Pros and Cons

Reasons to Use

The use of ASMs provides a more recent view of the database than other forms of backup. Handoff typically loses only a small number of recently committed transactions. The time scale for data loss is comparable to the ping interval. If the ping interval is longer than the specified ping timeout, nodes will be evicted and presumably the database administrator will be aware that there is a problem. In contrast, restoring a backup loses all transactions committed after the last backup. The time scale for data loss is the interval between backups.

The use of ASMs allows the database to recover after a disaster more quickly than the time needed to restore a large backup. Archives already exist and are already populated. They just need to be reset to the most recent consistent state.

The network latency between geographically remote data centers is higher than the network latency between adjacent racks in the same data center. This increased message latency would seriously degrade NuoDB performance if there were active Storage Managers (SMs) in a remote data center. The use of ASMs avoids this performance degradation.

Reasons Not to Use

The use of ASMs is expensive because it requires at least one extra data center. Each passive data center requires at least one AP, at least one SM, and storage for at least one archive+journal. All this hardware must be running continuously to provide full coverage. In contrast, backups do not require a lot of extra resources. Use ASMs when the potential cost of losing data in a disaster outweighs the added expense.

High-bandwidth network connections between data centers might be much more expensive than network connections between nodes in the same data center. Thus any multi-data-center deployment might be more expensive than a single data center.

If the passive data center goes down, the use of ASMs does not protect transactions that occur while it is down nor while the Asynchronous Storage Managers (ASMs) are syncing their archives after coming back up. This can be alleviated by running multiple passive data centers, but that multiplies hardware and network expense.

The use of ASMs does not care about network latency, but it needs sufficient network bandwidth between data centers to carry all replication traffic. If the network cannot keep up, active TEs will buffer replication messages, forcing them to throttle their performance or run out of memory.
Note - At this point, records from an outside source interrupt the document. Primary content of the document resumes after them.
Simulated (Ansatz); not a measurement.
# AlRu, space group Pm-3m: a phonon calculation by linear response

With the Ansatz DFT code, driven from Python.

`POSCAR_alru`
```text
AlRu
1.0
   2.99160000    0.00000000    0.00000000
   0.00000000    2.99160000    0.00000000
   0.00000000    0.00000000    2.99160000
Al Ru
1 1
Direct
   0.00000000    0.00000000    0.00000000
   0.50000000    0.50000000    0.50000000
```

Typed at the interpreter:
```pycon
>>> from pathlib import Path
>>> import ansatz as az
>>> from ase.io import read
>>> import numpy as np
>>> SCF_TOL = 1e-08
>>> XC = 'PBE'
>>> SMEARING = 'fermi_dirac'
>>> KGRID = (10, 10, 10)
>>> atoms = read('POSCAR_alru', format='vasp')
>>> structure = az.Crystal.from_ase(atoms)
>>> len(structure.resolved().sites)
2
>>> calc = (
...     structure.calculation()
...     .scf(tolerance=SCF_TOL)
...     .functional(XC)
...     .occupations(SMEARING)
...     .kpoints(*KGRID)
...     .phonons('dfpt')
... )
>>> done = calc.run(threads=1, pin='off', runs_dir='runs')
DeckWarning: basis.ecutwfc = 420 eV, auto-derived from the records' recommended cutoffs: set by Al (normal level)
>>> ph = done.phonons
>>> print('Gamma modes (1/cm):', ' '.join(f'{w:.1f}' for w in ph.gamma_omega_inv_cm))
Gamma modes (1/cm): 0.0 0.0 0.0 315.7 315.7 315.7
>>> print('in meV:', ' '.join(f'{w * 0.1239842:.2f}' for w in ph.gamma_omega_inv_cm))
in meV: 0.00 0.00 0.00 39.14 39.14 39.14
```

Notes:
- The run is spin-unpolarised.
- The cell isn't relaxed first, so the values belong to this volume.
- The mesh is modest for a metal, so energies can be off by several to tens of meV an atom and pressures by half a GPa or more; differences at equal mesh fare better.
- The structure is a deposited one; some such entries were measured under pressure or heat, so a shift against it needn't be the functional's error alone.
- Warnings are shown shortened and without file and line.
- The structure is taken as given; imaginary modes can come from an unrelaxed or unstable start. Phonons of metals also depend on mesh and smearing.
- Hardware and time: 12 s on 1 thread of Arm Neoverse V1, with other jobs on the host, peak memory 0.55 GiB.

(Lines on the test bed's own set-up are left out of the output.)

There are no special network address requirements so long as nodes in different data centers can communicate. NuoDB requires that every node be able to communicate with every other node and ASMs are no exception. NuoDB does not tolerate dropped network connections. If a network connection is broken, at least one of the two nodes that are no longer connected will fail and must be restarted. Network connections between data centers might be less reliable than connections within one data center.

The use of ASMs does not completely protect all committed transactions when a disaster occurs. If total protection is necessary, you must use an active/active configuration with active SMs in a remote data center and safe commit mode. That configuration will protect all committed transactions, but performs more slowly due to network latency.